Dear Dr. Don,
We recently refinanced our mortgage of $87,000 to get a lower monthly payment. We just found out the loan we have is not really a mortgage but a home equity line of credit. Are we at a disadvantage with this type of loan? It’s a 15-year loan at 3.99 percent interest with a $500 penalty if we pay it off in the first three years. We always buy down the principal when possible. The line is secured by the property. Does this type of loan cost more in the long run? Can I still get another home equity line of credit or second mortgage, if necessary?
— Robin Refi
Home equity lines of credit, or HELOCs, and home equity loans are secured by the property. To the extent allowed by the tax code, based on the size and use of the loan proceeds, the interest expense is tax deductible.
Home equity lines and loans used to be called second mortgages. That’s because there was almost always a first mortgage that was first in line to be repaid in the event that the home went in to foreclosure. (That’s why it’s called a first mortgage.) When you use a HELOC to refinance your first mortgage, however, then the HELOC gets to sit first chair, and it has first dibs on the home’s value in foreclosure.
There are two disadvantages to a HELOC. One is that the interest rate is variable and can change over time. That’s a disadvantage if rates head higher. The other is that the HELOC lender may have recourse in a foreclosure if the proceeds from foreclosure don’t cover the outstanding loan balance. Recourse laws vary by state. What’s meant by recourse is that the lender can go after other assets than just the property in seeking repayment on the loan.
Another issue is that HELOCs, at least in the early years of the loan, are interest-only. You’re not paying down principal unless you take the initiative to do so. You say you do that on a regular basis, so it shouldn’t be a big issue with you.

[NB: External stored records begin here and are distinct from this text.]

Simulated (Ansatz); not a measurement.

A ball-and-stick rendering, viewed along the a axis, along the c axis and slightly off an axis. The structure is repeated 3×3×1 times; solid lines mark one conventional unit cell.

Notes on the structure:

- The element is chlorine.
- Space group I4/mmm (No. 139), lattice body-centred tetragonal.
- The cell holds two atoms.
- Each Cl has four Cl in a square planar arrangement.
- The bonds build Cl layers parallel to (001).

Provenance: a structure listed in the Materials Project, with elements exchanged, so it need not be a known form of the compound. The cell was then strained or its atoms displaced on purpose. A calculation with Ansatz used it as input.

If you have a HELOC sitting first chair, then you might be able to get a second home equity line or loan on the property. It won’t be easy, and it could be a better deal to request an increase in the size of the original HELOC or to refinance the HELOC in a larger amount than to get a second loan. You’ll be able to decide down the road if that situation comes up.
I think most of your confusion is with the way the loan appears in the bank’s online banking system, not with anything related to tax code or state laws concerning recourse.
You decided on this path in refinancing your mortgage. Unless something I’ve said gives you pause, then stay the course, and move on with your lives.